This isolated outpost at the southern end of the Elizabeth Islands chain beckons boaters like a modern-day Shangri la. Indeed, the very name evokes mystery.
Long used by Wampanoags as a seasonal fishing and hunting grounds, Cuttyhunk was visited by English explorer Bartholomew Gosnold in 1602. In 1693, after changing hands several times, the 580-acre island was purchased by Peleg Slocum, a Quaker preacher and merchant from Dartmouth, on the western shore of Buzzards Bay.
Many members of the Slocum family lived on the island, which they owned for the next 200 years, leasing much of the land to tenant sheep farmers. Some early residents of Cuttyhunk were also known as “wreckers” who would salvage ships and their cargo after the vessels foundered on the rocky reefs near the island. Still others were hired as pilots to guide merchant vessels into Buzzards Bay ports.
Prior to 1864, Cuttyhunk belonged to the Martha’s Vineyard town of Chilmark, until John Murray Forbes, a wealthy Bostonian whose descendants still own the remainder of the Elizabeth Islands, helped transfer ownership to the newly established town of Gosnold, allowing Cuttyhunk to become independent.
In 1870, an elite fishing club for wealthy urbanites was built on the island’s southeast shore. These anglers, equipped with thumb-stall reels and perched upon spindly stands extending seaward, would haul in huge stripers and bluefish from the foaming waters of Vineyard Sound. The Cuttyhunk Fishing Club closed in 1921 due to a decline in the striper population, but the clubhouse still exists as a bed-and-breakfast. Oh, and the fishing is again fantastic.
Today, Cuttyhunk serves an idyllic retreat for recreational boaters, who can grab a mooring or slip inside the protected harbor and go ashore to explore the small village or the lovely beaches. The island is within reach of many southern Cape Cod and Buzzards Bay launching spots (South Dartmouth and Falmouth Harbor are 9 and 16 nautical miles distant, respectively). Duck inside the peaceful, protected harbor and call on Cuttyhunk Marina, at the town wharf, to see about short-term dockage. For moorings, contact Jenkins Moorings or Frog Pond Marine.

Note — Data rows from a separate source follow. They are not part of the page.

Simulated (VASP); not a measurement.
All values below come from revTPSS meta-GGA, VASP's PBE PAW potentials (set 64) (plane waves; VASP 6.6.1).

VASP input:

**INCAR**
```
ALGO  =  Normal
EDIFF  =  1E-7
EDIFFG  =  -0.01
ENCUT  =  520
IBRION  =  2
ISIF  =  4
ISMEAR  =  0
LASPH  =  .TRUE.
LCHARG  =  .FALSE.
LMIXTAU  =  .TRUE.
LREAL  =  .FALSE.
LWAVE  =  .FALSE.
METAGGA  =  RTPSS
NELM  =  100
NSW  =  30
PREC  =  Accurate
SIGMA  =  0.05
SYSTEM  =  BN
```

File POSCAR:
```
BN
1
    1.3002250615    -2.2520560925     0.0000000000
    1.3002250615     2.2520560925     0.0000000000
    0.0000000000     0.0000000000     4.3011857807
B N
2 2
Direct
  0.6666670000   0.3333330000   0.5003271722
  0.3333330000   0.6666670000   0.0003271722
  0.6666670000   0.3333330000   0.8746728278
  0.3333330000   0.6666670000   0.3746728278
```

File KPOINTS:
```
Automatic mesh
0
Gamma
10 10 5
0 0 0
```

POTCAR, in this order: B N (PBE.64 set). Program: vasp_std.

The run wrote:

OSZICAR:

Once ashore you can wander the hilly slopes for amazing views of Vineyard Sound and Buzzards Bay, play in the surf at Barges Beach (named for a series of rock-filled barges that were installed to prevent erosion), grab a hot dog at Bart’s Cart or cast a plug for stripers or bluefish in one of the greatest surfcasting venues in the world. If you choose to spend the night, be sure to hail Cuttyhunk Shellfish Farms, which will deliver ocean-fresh oysters and other raw-bar items direct to your boat.
The tiny village is home to a few gift and clothing shops, a pizza shop, a snack cart and a grocery store, but other than that there isn’t a whole lot to buy on the island. And for many that’s a good thing. If you’re interested in the island’s history, pay a visit to the Cuttyhunk Historical Society’s small museum. Here you’ll also find a map of walking trails leading to the southwestern side of the island. Bird life abounds in the thickets and scrub oak, and the views are amazing. In fact, you may find yourself looking for whaleships on the horizon.